While we and our children are not living under the constraints that oppressed the teenaged Anne Frank and Dita Kraus, we are facing a time of increased surveillance over thought — a time marked by the rise of book banning in both the school and public realms. It’s clear that the banning of books does none of us any good, neither those who would protect us from ostensibly dangerous ideas nor those who would be protected.
When we find ourselves troubled by certain ideas or values, I hope we can give ourselves permission to speak to one another. And I hope that as adults, we can help our young people grapple with the complexity of life by talking with them about the books they read.
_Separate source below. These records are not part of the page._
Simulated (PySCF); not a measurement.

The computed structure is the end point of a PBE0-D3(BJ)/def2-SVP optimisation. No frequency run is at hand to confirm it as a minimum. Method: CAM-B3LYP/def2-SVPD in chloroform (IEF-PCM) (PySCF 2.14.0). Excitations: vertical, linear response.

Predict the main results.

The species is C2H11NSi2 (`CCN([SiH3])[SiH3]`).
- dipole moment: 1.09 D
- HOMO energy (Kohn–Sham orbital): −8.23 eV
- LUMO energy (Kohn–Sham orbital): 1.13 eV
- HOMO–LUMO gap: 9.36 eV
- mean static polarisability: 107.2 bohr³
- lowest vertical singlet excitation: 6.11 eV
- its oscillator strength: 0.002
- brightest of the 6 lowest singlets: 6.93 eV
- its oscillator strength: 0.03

Well written David. Growing up in Buffalo, Wyoming, my grade school librarian encouraged my reading, and introduced me to science fiction at an early age. I read everything he suggested, and nobody complained about me wanting an education. In high school, in the late 60’s and early 70’s, I was introduced to the world of the morally upright, and indignant threats to reading. A suggested list of books “they” wanted banned was posted. This suggested reading list, including the “infamous” Catcher in the Rye became a guideline for what I should read next. Fahrenheit 451took on a whole new meaning when I realized that people actually wanted to burn books. Now, here we are again. Ignorance wants to prevail, and we can’t let it. Our local Barnes and Noble has a table of “banned” books, which I find again to be a handy, and much needed reading list. Thank you David.
Very well written. Censorship has never worked; in fact it frequently stimulates more interest in the banned materials. The hypocrisy of arguing for limited government at the same time passing laws to control what we read and what can and cannot be taught is palpable.
This is Wyoming, people. What happened to the Wyoming Way, in which we were generally libertarian, tolerant of differences, and skeptical of meddling, intrusive outsiders who tried to tell us what to do? Let’s let our young people find out about the world – the good and the bad – instead of crippling their learning, and send the would-be censors back to their fanatical religious groups, out-of-state political parties, and “hate TV” channels.
thank you, David.. I, too, was allowed to read what I wanted, and I always appreciate that freedom. I passed that value on to my children and now my grandchildren.
Very well done! My parents encouraged us to read and listen to propaganda, then to visit about our impressions.
When I was in 6th grade, my Dad offered to split the cost of a Radio Shack shortwave radio kit, and he helped me solder it together. I listen to stations all over the world. Sometimes the stories were so different, that I would ask if they were really talking about the same situation. When ideas become too dangerous to even try to understand, we have lost essential logic skills, and our capacities to engage become ever more limited.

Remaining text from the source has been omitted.